Denver Gazette: Reforms needed in judging our judges
The judiciary is so powerful — and in some ways, so cloaked in secrecy — it warrants all the transparency and accountability it can muster. It must not ever appear to be above the very laws it is charged with interpreting and enforcing.
Yet, in the light of a controversy that has rocked Colorado’s highest court — and that has been covered doggedly by The Gazette — it is clear our state’s court system has fallen far short of that mark.
What the reporting has revealed is a disturbing saga involving the courts. It amounts to a fundamental breakdown in accountability by the Colorado Judicial Department and the Colorado Supreme Court, which presides over the department.
Early last year, the public learned the court’s then-chief justice allegedly approved a multimillion-dollar contract for a high-level employee who faced firing and had threatened a tell-all sex-discrimination lawsuit. The suit promised to reveal years of alleged judicial misconduct that went unpunished or was covered up.
Instead of being forthcoming and helping investigate the allegations, the Judicial Department has stonewalled.
The public — which looks to the courts to interpret and uphold the rule of law and to mete out justice — has been left to wonder whether the contract, later canceled, was awarded as hush money. Much of the state’s political establishment and leadership have been wondering, as well — about that allegation and others that have turned up since.
Even the Colorado Commission on Judicial Discipline, which is supposed to get to the bottom of such allegations, has been shut out by the Supreme Court itself. The commission released a report last month accusing the Judicial Department of refusing to comply with a subpoena the commission had issued five months earlier in its inquiry into the alleged judicial misconduct. The Supreme Court also refused to issue the funding the commission needed to pay the investigators it hired.
The allegations in fact spurred multiple investigations and audits, as detailed in Gazette coverage — and all the inquiries have run into one hurdle or another.
This week, a special legislative committee looking into the discipline of judges and the need for reform heard testimony from some of those who have been trying to get answers. As reported by The Gazette, reform advocates testified that Colorado’s current method of investigating and disciplining judges should be scrapped for a more independent and transparent process.
“The walls between the (commission) and public should come down,” Chris Forsyth, executive of The Judicial Integrity Project told the lawmakers. “Reduce the appearance that courts are for the wealthy and the elite. This is the path toward judicial integrity.”

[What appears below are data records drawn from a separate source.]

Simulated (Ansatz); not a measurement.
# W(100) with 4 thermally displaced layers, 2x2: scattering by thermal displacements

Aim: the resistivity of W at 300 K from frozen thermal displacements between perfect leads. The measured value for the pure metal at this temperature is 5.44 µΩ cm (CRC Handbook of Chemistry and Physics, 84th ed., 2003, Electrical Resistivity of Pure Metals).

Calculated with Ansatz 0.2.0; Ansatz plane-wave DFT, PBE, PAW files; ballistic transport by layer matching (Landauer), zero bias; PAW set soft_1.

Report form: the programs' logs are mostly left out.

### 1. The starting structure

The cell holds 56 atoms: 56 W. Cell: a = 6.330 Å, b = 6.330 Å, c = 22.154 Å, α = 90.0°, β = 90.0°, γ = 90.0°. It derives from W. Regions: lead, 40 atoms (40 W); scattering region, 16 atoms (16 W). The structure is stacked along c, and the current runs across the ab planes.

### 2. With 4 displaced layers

Forsyth suggested that a commission appointed by various government officials and the governor should replace the current, 10-member discipline commission appointed by the chief justice and governor.
Perhaps such a reconfigured commission could be vested with the authority and independence needed to take even the highest court to task if needed.
And the public should then have access to what the commission learns, as well. As noted in this week’s Gazette report, Colorado is one of 15 states where the work of its judicial discipline commission is secret until discipline is rendered. The process is public in the other 35 states once the investigation of a complaint is finished and charges are instituted.
Whatever form the reform takes, it can’t come too soon even if it does mean going to the voters to make the necessary constitutional changes to the process. We cannot afford to lose any more confidence in those who wield the gavel in our system of justice.